Every child comes with the message that God is not yet discouraged with Mankind. ~ Rabindranath Tagore
What Motivates Children’s Behaviour?

According to Dr Maurice Balson, children are primarily social beings and everything they do is directed at finding their place in groups which are important to them. The desire to belong, to be accepted, to contribute, is the basic motivation behind all behaviour. In the family setting, we can understand a child’s behaviour only if we view such behaviour as the child’s attempt to be recognised, to feel important, to belong. The extent to which children feel that they belong to the family will determine their willingness to function constructively and co-operatively within the family.
It is a sense of inadequacy, a feeling that one cannot belong through constructive activity, which is at the root of all failures, deficiencies, and problem behaviours. In our society, which is so competitive, and characterised by superior-inferior relationships, many children do not have a chance to feel an equal with others and will pursue unsatisfactory ways of belonging, guided by the conclusion that ‘I am not good enough’.

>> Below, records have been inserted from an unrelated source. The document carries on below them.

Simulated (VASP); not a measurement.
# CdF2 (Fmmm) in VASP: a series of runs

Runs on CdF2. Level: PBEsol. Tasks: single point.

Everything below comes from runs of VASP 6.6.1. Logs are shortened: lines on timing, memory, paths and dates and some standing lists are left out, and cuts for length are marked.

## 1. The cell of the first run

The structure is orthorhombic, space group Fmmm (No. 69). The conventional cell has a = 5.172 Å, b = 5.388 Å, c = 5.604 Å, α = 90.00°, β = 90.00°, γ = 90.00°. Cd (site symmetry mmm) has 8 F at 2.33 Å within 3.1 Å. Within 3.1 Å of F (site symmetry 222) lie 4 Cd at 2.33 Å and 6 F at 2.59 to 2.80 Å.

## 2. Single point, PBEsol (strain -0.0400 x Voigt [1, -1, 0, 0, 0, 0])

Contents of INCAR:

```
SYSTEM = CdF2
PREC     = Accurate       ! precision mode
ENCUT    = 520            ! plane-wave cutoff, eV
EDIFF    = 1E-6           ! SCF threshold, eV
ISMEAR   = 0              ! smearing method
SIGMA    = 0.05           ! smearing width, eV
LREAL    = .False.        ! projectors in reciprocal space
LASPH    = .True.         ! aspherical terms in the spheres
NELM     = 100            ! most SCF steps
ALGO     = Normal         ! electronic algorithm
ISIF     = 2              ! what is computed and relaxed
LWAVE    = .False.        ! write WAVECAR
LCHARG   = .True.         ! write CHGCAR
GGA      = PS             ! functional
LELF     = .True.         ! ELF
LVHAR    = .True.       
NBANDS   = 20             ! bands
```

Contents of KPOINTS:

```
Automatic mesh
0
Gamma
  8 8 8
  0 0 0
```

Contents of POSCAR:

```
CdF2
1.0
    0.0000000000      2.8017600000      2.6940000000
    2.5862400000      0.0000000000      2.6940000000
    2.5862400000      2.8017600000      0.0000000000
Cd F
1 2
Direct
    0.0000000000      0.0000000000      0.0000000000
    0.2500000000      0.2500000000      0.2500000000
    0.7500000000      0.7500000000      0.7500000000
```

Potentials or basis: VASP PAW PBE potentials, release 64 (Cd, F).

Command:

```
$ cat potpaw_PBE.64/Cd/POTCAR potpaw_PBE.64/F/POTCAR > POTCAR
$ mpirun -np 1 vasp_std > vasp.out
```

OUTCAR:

Children do not grow up in isolation. All of their behaviours such as language, play, emotions, and skills are learnt and developed in social situations such as the home, the school, and the community. All human problems are social problems. As a result, these behaviours can be understood only if viewed in terms of the social context in which they are acquired.
When families can develop an atmosphere which permits children to experience a sense of belonging to the family, then maladjustment and pathology will not occur. It is only when children feel that they belong successfully to the family, that they will move on in life contributing, participating and co-operating. From infancy on, the small child seeks to find those ways of behaving which will gain recognition, feelings of importance, and a sense of belonging to the family. Young children operate on a trial-and-error basis. In their early attempts to seek answers to the questions, ‘Who am I? What am I?” and so on, children will try various ways of behaving and observe the consequences. When a child cries, mother comes; she is controlled. Father does not hear crying but will come when the child holds her breath until she is blue in the face. Almost anything works with grandparents who are constantly hovering over the child. Each experience is evaluated by the child.
The search for significance and for a place in the family is basic to every child. As each member of the family is both an actor and reactor, there is no one individual who is totally influential. Those behaviours which ‘work’ in that they give a child a sense of belonging, are continued while others which do not achieve this purpose are discontinued. It is not necessary that the behaviours be constructive or socially acceptable; they may be disruptive, unacceptable or foolish from a parent’s point of view. The only criterion which determines if the behaviour will persist or not is whether it satisfies the child’s need to belong, to be noticed or to feel important.